On the road with Terry Chance
Terry Chance and the Mavericks
Terry Chance tells a lot of stories. But then, he has a lot of good stories to tell.
For starters, Chance, 55, who will play with his band the Mavericks on Friday, June 17, at the FlynnSpace in Burlington, has been touring as a country sideman and singer since he was barely out of middle school. His indoctrination into the genre came from an unusual place: across his backyard fence.
Chance was born in west Texas but grew up in Moore, Okla., in the late 1960s. His neighbor was a friendly, golden-voiced country crooner named Conway Twitty.

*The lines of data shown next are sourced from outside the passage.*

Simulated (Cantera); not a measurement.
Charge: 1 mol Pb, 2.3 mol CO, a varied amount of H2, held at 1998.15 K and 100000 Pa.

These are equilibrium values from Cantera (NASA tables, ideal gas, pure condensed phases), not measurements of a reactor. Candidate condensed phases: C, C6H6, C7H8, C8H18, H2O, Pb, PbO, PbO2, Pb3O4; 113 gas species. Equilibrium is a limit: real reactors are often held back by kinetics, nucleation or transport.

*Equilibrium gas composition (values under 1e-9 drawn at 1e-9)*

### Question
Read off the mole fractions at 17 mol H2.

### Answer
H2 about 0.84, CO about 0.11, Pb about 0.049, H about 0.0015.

“Of course I had no idea who he was,” recalls Chance. “I was just a kid.”
The singer took an interest in Chance when he, as he puts it, began “running around” with Twitty’s daughter, Joni. Chance dated her off and on for the next 14 years.
“Puppy love, you know,” he says with an easy chuckle. “The next thing you know, I was hanging out at his house all the time, playing guitars in the back,” he continues, a light, west-Texas drawl placing heavy emphasis on the first syllable of the word, “gui-tars.”
Sowing the seeds of what would become a lifelong friendship, Twitty taught Chance how to play all of his songs and sing harmony parts. Right around the time Twitty’s “Hello Darlin’” reached the top of the charts in 1970, Chance was accompanying the singer all over the U.S.
“The only things on my mind at the time were Joni and football,” he says of those early travels with Twitty. “But he kind of thought of me as his son. And I always thought of him as my second dad.”
Through his travels, Chance was able to meet and eventually perform with a cast of legends who could fill an entire wing of the Country Music Hall of Fame: Loretta Lynn, Johnny Cash, Merle Haggard, George Jones and Hank Williams Jr., among others.
“We toured a lot with Merle and Loretta,” says Chance, adding that Haggard was, at least in his younger days, every bit the hellion the outlaw country star has been made out to be. Sadly, he says those stories are off the record.
Chance regularly filled in for Haggard and Lynn’s bands when they needed a substitute player and he wasn’t touring with Twitty. That exposure led to gigs with other stars. “One thing leads to another and then Johnny Cash comes to town and says, ‘Terry, can you fill in for me tonight?’” he says.
Upon graduating high school, Chance enlisted in the Army. When his stint was up, he returned to playing music and was signed to a gospel label, Associated Records. On the road one night, Chance met a lip-curlin’, hip-swingin’ singer by the name of Elvis Presley.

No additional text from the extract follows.